English language learners or Limited English Proficient students have diverse differences and needs based on unique academic needs, abilities, backgrounds, experiences, languages, cultures, personalities and attitudes towards instruction. Because of such differences and diversity, students react differently to classroom environments provided by their instructors, and institutions as a means of meeting their individual needs. The aim of differentiating instruction is to address the diversity of needs, backgrounds and abilities of students given their underdeveloped English lingual skills.

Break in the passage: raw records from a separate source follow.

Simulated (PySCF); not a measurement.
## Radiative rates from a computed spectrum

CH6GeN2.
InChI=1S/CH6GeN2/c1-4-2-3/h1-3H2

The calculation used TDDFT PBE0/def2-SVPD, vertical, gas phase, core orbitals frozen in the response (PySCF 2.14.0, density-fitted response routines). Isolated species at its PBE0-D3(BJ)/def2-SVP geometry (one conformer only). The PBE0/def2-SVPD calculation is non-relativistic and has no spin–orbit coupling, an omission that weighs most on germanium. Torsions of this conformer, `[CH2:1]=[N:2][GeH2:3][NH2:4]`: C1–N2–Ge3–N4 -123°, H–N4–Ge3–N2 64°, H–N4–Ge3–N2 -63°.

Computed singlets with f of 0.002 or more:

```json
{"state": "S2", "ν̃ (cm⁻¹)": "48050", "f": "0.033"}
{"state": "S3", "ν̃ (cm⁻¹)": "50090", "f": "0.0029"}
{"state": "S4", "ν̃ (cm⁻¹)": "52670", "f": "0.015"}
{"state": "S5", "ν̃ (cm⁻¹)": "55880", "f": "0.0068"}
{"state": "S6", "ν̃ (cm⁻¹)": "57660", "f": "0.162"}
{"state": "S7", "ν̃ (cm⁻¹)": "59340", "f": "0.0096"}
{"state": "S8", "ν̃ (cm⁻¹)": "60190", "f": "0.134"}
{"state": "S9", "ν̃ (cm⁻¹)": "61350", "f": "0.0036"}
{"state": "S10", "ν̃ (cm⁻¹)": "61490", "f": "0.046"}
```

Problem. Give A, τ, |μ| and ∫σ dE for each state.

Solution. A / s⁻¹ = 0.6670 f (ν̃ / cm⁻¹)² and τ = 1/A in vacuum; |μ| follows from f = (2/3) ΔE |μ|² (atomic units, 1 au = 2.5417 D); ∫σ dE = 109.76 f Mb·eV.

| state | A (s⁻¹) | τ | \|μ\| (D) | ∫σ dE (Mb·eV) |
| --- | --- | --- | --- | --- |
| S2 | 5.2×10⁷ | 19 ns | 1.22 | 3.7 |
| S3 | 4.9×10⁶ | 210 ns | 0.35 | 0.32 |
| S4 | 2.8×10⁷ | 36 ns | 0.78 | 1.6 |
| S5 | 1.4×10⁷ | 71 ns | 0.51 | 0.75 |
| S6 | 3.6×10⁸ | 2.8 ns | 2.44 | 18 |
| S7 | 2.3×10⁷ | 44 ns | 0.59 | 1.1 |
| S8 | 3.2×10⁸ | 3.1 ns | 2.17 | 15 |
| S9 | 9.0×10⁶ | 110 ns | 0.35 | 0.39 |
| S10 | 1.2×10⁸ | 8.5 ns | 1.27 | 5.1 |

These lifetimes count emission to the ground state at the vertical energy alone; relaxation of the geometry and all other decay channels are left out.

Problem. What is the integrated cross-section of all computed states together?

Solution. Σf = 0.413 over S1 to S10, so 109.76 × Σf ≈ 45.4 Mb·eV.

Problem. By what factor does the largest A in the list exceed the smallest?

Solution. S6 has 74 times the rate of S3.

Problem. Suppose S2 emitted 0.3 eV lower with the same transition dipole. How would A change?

Tomlinson & Imbeau (2010) define differentiation as the creation of balance in terms of academic content and their respective individual needs. Such a balance is achieved through the modification of four primary elements that are related to curriculums and classroom instruction in diversity-oriented classrooms. They include content, process, product and affect. Content refers to the skills, information that students deem necessary to undertake successful learning; process refers to the manner in which students decipher or make sense of content instructed; product defines the manner in which students demonstrate individual knowledge from the learning process and affect refers to the attitudes and feelings developed from the differentiated classroom instruction (Tomlinson, & Imbeau, (2010).
This would address the needs of the students with respect to their high levels of diversity and differences in three primary areas namely interest, readiness and learning profile. Readiness is affected through enhanced preparation of students towards learning specific skills and information that they can relate to with ease. Interest amounts to developing content that appeal to individual needs of the students and in the process motivating them to learn. Learning profiles are differentiated based on individual approach towards tasks provided by an instructor during instruction (Tomlinson, & Imbeau, (2010).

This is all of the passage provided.